What causes computer systems to go down?  Is it mostly hardware failures, software crashes, or other factors like user error or environmental problems?  Lots of studies have been conducted over the years, but many of them suffer from small sample sizes, both in systems and in runtime.  Researchers at Carnegie Mellon University wanted to really dig into the problem and have analyzed a set of system failure data spanning nine years (although most of the data seems to be between 2001 and 2005), almost 5,000 systems, over 100 million system hours of runtime, and a whopping 23,000 distinct failures from Los Alamos National Laboratories!  This analysis produced a paper by Bianca Schroeder and Garth A. Gibson entitled A Large-Scale Study of Failures in High-Performance Computing Systems (http://www.pdl.cmu.edu/PDL-FTP/stray/dsn06.pdf).  Best of all, every single failure, its date, its root cause (if known), and the amount of downtime it induced is publically available and downloadable on the Los Alamos website (http://institutes.lanl.gov/data/fdata/).

I recently downloaded the raw data, and it is quite impressive.  Their study included several different types of servers — everything from SMP 2-way and 4-way systems to NUMA systems containing as many as 256 processors per node.  But, what was really striking was the detail surrounding the failures.  Not only was the amount of node downtime resultant from the failures charted to the minute, but each failure’s root cause (if known) was recorded to the component level.  For example, hardware failures were isolated to the failing component (e.g. DIMM, CPU, PCI card, disk drive) and software failures to that piece of software that failed (e.g. kernel/OS, file system).

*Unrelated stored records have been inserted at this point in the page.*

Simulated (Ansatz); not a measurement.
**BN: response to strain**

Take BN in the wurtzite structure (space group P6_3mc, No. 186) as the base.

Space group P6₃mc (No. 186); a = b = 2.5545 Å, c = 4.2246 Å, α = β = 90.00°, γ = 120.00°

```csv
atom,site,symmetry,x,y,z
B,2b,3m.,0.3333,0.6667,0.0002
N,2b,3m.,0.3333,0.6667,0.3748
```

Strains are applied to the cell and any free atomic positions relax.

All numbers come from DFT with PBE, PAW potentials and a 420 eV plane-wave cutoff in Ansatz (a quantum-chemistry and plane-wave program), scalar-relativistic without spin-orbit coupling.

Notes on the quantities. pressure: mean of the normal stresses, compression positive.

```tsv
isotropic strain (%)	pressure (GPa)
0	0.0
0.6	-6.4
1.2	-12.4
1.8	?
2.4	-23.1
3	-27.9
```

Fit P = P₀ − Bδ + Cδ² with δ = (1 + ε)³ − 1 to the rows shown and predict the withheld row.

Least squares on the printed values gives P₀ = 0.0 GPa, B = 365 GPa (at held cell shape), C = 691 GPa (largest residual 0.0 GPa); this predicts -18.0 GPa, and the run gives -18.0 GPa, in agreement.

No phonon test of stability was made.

The following is a graph presented in their report (Schroeder and Gibson, pg. 3, Figure 1) on the data showing the breakdown of all failures across different system architectures (each letter, D through H, represents a unique system architecture):

Graph (a), to the left, shows the percentage of outages caused by each failure source.  Graph (b), to the right, conversely shows the percentage of total downtime caused by each failure source.  In both cases, overall, it can be seen that hardware was the largest source of both downtime and system crashes (~60% from both of the overall graphs).  Software was the second largest (~20%), followed by unknown failures (~15%).  The other factors seemed to be very small contributors to outages, including human error (although, as Schroeder and Gibson mention in their report, depending on the distribution of the unknown failures, these percentages may be higher).  However, despite the somewhat large unknown factor, even if none of the unknown failures were hardware failures, hardware would remain the number one source of both outages and downtime.

But what caused these hardware failures?  System type E’s largest contributor of hardware failures was processor failures; however, the paper admits that system E’s processor contained a “design flaw.”  Generally, on all other system architectures studied, the research found that memory (DIMM) failures were the largest cause of hardware failures.   Below these two major categories, other major contributors seemed to be disk drives, power supplies, expansion (PCI) cards, and interconnect/mother board related issues.

Overall, this data can be quite useful for system designers and IT personnel.  With better knowledge of why systems fail and how failures are distributed, IT service providers can better design their system architectures and maintenance strategies to maximize uptime and minimize system interruptions.